Matias among 2016 NCCHC Leadership Fellows

BarbMatias-SBarb Matias, Palm Beach State College executive director of human resources, is among 22 community college administrators from around the country who recently completed the National Community College Hispanic Council’s 2016 Leadership Fellows Program.

The program, hosted by the University of San Diego School of Leadership and Education Sciences, is designed to develop a pool of highly qualified Hispanics whose career interest focuses on assuming increasingly responsible administrative positions, with the ultimate goal of becoming a community college president.

Matias was named new executive director of human resources since in 2014 after serving about seven months as the interim. She began working at the College in 2003 as a human resource generalist. She was promoted to senior human resource generalist in 2006 and promoted later that year to manager of human resource programs. In 2011, she was named assistant director, human resources, safety and risk.

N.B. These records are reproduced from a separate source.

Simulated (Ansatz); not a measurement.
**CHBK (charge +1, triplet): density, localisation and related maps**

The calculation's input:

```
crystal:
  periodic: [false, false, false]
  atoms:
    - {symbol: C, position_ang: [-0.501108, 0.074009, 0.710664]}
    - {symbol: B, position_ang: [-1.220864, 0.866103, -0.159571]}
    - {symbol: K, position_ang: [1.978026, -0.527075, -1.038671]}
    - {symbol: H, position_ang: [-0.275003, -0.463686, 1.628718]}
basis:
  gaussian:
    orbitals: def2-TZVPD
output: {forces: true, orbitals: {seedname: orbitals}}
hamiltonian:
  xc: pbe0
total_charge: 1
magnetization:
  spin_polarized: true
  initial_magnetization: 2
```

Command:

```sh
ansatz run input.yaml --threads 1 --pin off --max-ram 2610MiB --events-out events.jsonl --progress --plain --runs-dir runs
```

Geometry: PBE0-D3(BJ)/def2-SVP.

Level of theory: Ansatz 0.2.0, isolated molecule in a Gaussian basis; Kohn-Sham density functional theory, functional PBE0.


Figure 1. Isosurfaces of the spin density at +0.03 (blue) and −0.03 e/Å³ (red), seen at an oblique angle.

“Preparing strong leaders for the future is the primary purpose of the National Community College Hispanic Council’s Leadership Fellows Program,” said NCCHC President Maria Harper Marinick. “A demographic shift is occurring in the United States, and we need leaders who can model the way for the growing Hispanic population. Through this program, Fellows gain the necessary knowledge and skills they need to lead higher education into the future and positively impact the economic and civic success of their respective communities.”

Components of the Leadership Fellows Program include two residential training seminars.  Each Fellow prepared an individualized professional development plan and is engaged in a mentoring relationship with a Hispanic community college leader. The fellows attended the NCCHC Leadership Symposium Sept. 22-24.

NCCHC is an affiliated council of the American Association of Community Colleges, a national organization that has provided leadership to the community college movement for the past half-century. The Council, which was established 30 years ago, works to promote the educational interests and success of the Hispanic community and emphasizes access, equity and excellence for students and staff in community colleges. One of the first ventures was to offer a leadership development program, with support from the Ford Foundation.  Of the original 72 Fellows, more than 15 are now community college presidents and many others have moved to positions of increased responsibility as executive level administrators. Since the program’s inception, more than 250 community college administrators have participated as Leadership Fellows.